Yoyo was clearly mesmerized. The petite man—smaller even than dinky Divina—watched, open-mouthed, pinky with its too-long nail tickling the corner of his mouth. When Divina placed the big dildo in a shoe box, his eyes never left it. Indeed, his entire head moved with the motions like a dog following a forkful all the way to his owner's mouth. Divina's face flushed furiously with embarrassment. She recognized what the dildo was, even if she had likely never seen one before, but of the beads she obviously had no clue. She hefted the string again, face repeating the query.

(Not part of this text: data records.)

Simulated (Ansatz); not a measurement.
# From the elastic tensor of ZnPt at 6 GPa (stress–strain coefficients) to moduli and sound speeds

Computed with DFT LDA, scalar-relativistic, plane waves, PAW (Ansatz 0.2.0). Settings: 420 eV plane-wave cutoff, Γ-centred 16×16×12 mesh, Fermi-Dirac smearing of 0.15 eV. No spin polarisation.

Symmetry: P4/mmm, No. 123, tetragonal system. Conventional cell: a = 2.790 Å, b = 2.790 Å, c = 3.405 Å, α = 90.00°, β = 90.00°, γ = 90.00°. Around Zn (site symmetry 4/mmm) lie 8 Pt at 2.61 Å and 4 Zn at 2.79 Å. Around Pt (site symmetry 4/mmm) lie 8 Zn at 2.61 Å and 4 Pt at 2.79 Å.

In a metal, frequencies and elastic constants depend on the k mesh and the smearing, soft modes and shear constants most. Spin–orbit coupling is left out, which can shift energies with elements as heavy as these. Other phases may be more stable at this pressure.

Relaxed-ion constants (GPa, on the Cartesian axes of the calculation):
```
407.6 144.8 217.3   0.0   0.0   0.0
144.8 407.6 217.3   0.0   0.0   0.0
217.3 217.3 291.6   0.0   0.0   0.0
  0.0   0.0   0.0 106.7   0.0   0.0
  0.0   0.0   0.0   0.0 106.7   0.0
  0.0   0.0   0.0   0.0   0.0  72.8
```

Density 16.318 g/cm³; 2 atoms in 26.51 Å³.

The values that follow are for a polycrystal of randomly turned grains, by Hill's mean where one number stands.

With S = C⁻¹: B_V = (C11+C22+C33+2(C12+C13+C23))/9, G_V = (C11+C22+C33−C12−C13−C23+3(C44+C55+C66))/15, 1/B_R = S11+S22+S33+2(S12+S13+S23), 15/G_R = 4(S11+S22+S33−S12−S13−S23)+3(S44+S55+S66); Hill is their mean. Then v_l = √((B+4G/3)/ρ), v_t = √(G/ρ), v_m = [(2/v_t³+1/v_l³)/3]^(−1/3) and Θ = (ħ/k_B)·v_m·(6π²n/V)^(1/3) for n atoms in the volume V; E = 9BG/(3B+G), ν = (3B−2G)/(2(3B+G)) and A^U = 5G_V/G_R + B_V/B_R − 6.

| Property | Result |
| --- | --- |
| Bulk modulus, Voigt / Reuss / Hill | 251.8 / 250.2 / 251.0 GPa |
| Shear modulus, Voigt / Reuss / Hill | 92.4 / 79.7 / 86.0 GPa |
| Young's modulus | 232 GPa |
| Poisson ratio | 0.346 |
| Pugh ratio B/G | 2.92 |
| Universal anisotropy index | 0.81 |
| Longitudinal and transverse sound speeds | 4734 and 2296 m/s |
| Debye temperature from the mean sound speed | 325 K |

Everyone turned to me. I tried not to read too much into that. But while I love such mischief, I was loathe to explain the details to Divina. She was the sweetest thing ever. Something as carnal as sex play seemed somehow inappropriate around her. Divina fully embodied her name. I finally demurred, saying, "I don't think you really want to know, my dear. But no, that's not a necklace. And you might want to wash your hands."
"Who left those?" Susie wondered aloud.
"Nobody knows, dummy," Eddie teased. "That's why it's in lost & found. Divina, how long you keep 'em?"
Divina slinked the string into the box, and said, "One month, or until somebody calls Windstar Cruises."
"I doubt that'll happen," I predicted. "No doubt the owners were too embarrassed already, which is why they abandoned them."
"What happens when nobody claims them?" Yoyo asked hurriedly. Too hurriedly.
"Everything not claimed is discarded."
"Have you collected anything, uh, out of the ordinary?" Eddie pressed, grinning. Susie gave him a sour look.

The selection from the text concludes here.